Food and drink

Chef James Sharman on How to Create a Travelling Restaurant

The founding chef of One Star House Party reveals what it was like to create a restaurant that popped up in a new location monthly, from a Vietnamese train to Everest Base Camp

In 2016, after finishing at Noma, chef James Sharman founded One Star House Party: a travelling restaurant. Here he lists his most unforgettable behind-the-scenes experiences: an epic journey of AirBnbs, make-and-mend fixes, surprise ingredients and unexpected inspiration.

Jeju, South Korea

What people eat themselves is often more interesting than what they’re trying to show us, I find. The haenyo are these incredible elderly women who live on Jeju Island, free-diving for sea urchin and things. They inspired our menu. 

They use really basic methods of cooking, but in ways we wouldn’t have ever considered. Like they would dry seaweed so they could burn it to cook an urchin: you don’t do that! They reshuffled the rules with whatever they had.

Sapa, Vietnam

Nobody got paid, but nobody had to pay for anything: that was the deal. In Vietnam, we pretty much ran out of money. We booked a sleeper train from Sapa to Hanoi, got to the station with about 70 quid (HK$700) left and bought a couple of gas camping stoves and some ingredients. It’s a 12-carriage train; each carriage has six rooms, with four beds in each room. We booked the bottom-right bunk of six consecutive rooms in one carriage, sweet-talked the other people in our rooms, and turned our carriage into a restaurant that ran all night. We made just enough cash to get the bikes we needed to set up on our road trip.

Nha Trang, Vietnam

There’s a fishing port in Nha Trang where we got chatting to a captain who invited us fishing – we thought, for a couple of hours. Turns out, we were at sea for three days. We were required to pitch in with the work. It was honestly awful. But one piece of inspiration did strike: for dinner, the fishermen would each set aside one or two fish they liked, and then everyone had their own fish sauce made by their wives. It was amazing lining up all the sauces and seeing how different they were: like a wine tasting.

Everest Base Camp, Nepal

Base Camp is at about 5,500 metres. There are only a couple of thousand people who live in the Himalayas at that altitude, and they have their own cuisine. We met a dad who got his kids to eat vegetables by burying pumpkin in the snow, letting it freeze and then thawing it, served with just a bit of salt and sugar. I had done something similar in a Michelin-starred restaurant, and this guy was developing the same technique. From then on, we added pumpkin into as many dishes as we could.

Sichuan, China

For hundreds of miles around Chengdu are the farms where Sichuan peppercorns grow. One of my guys, Joe, matched with someone on Tinder and really hit it off. She invited us to come and stay. After a six-hour drive and a 45-minute hike, we get up to this farm, and her dad comes out. This guy is pissed. He didn’t know we were coming. Eventually he said we could stay in the staff quarters – if we worked. But out of the experience came an amazing dish. When you eat peppercorns fresh, they’re almost unrelated to the dried version: more like apple. And while we weren’t allowed to go in the house, he did let us take some trees with us to make a dish where we used the whole tree to cook a duck.

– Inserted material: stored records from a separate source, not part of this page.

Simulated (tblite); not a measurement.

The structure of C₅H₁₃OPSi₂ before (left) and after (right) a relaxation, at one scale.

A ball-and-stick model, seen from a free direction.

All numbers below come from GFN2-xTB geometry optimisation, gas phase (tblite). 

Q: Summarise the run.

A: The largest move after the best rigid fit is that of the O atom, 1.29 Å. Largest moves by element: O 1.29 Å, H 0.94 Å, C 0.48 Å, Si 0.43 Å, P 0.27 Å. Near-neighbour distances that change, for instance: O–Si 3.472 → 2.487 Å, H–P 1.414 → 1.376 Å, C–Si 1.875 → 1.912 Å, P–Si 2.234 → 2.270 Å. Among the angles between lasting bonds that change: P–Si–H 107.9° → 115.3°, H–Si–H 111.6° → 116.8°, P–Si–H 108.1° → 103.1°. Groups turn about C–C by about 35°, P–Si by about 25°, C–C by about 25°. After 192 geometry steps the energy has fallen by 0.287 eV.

To start a globe-spanning pop-up, you will need…

1. AirBnb

‘It was almost exclusively AirBnb. Most of the time the hosts would know.’

2. Supplies

‘We took some stuff with us, like koji and kombucha. We had sourdough starters with us that we’d have to feed before a flight.’

3. A Married Couple

‘Being on the road is intense. You need a stable social dynamic to anchor you.’

4. Navigation skills

‘Get good at sailing, riding motorcycles, driving cars, buses, three-wheeled bikes… ‘

5. DIY skills

‘In Kenya our hosts stopped us from turning a lake house into a restaurant – so we built a giant raft in the middle of the public lake instead.’

6. Flexible thinking

‘We were trying to light a fire at Base Camp but it’s really hard to get a fire going when there’s no oxygen. So we got a drone to hover about four feet above the fire to get it going.’

Get a Taste

Find James Sharman’s pies at The Leah in Hong Kong. ‘I’d actually never made a pie before we opened this restaurant. But it was really nice to be able to spend a couple of days on pastry. It’s nice to take care over the simple things,’ he says.